Yesterday during the BCS title game I avoided, by choice, an argument over the power of prayer in football. The person who began the discussion said she didn’t know why players felt the need to pray during games. Others began to pile on her, saying what business was it of hers and we have the right to pray and the usual point-missing rigamarole. My only contribution was that prayer obviously didn’t work for Tim Tebow and it certainly wasn’t working for Notre Dame.
People certainly have a right to pray to whom whoever they wish on their own terms. It is, and should be, a personal thing upon which no one can infringe. I happen to think public prayer is showy and reductive, but that’s one of those debates no one can really win, even if the Bible does back me up.
I also think people overuse and misunderstand the concept of prayer. I’ve always understood prayer to be a lifeline to one’s respective deity as a quiet, personal plea to be heard in a time of crisis and/or reflection. It could also be a regular, dutiful ritual of worship. And/or serve a lot of other purposes with which I, as a secular person, am less acquainted.
But in any case, it seems like a stretch to ask, to paraphrase Denis Leary, that God choose which spoiled pituitary freaks win the Super Bowl. Or to ask for prayers because you’re closing on a house. Does anyone actually do this?
O Heavenly Father, please bless those in your image who must struggle to get by. And please look out especially for Chad and Lisa Dawkins of Moonlight Oaks, who are about to close escrow on their McMansion. Amen!

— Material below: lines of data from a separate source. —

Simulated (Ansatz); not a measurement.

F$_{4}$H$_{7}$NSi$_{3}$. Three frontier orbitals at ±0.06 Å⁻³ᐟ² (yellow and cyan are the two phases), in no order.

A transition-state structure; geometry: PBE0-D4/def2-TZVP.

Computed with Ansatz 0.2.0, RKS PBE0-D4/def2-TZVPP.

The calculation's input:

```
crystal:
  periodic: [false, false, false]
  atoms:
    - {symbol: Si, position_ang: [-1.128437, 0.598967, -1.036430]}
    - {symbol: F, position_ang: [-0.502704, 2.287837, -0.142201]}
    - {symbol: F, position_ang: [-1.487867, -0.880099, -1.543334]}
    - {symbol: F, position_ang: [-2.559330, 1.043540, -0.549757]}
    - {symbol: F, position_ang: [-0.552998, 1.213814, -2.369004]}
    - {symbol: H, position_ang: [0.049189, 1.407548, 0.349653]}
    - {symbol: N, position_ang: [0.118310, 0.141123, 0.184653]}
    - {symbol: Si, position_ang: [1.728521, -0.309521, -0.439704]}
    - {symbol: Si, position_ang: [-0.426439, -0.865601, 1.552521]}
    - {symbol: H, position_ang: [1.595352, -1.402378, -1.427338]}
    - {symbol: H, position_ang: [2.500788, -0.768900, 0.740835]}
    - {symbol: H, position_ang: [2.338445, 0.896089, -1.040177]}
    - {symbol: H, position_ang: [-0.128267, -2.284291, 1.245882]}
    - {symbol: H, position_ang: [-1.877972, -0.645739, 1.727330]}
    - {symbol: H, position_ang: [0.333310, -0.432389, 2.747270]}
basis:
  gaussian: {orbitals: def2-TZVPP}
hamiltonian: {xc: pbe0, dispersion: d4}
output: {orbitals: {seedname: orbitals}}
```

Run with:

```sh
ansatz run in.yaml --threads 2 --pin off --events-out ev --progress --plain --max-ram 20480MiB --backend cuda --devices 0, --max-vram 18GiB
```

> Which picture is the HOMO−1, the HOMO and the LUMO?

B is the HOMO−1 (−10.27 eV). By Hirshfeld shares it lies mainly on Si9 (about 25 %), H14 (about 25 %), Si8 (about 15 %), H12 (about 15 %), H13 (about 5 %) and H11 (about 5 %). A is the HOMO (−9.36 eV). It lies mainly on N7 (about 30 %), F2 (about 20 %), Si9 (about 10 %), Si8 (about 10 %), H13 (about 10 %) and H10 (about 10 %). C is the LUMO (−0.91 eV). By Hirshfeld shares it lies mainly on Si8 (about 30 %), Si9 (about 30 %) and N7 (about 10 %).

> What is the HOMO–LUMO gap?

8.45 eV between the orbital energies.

Supply-side prayer must be vogue in America.
At the risk of sounding all humblebraggish, I’m broke. And I still feel like it would be rude to ask for prayers. Also, pointless, because prayers don’t pay bills. That’s a comforting thought for me, actually. Why? Because when you link prayer to success, you also link it to failure. You might start to feel that if you hit a rough patch or lose a big game, it’s because God doesn’t love you enough and/or is really into tough love. Is that really more comforting than random, dumb luck?
Notre Dame lost because the Fighting Irish were a complete mismatch against defending champions Alabama. The game said a lot about the BCS in general, but not so much about where Jesus’ loyalties lie. The best that can be said is that players and coaches used their judgment to execute the best gameplans they knew, and did all they could to avoid injuries. And then stuff happened, as it tends to do.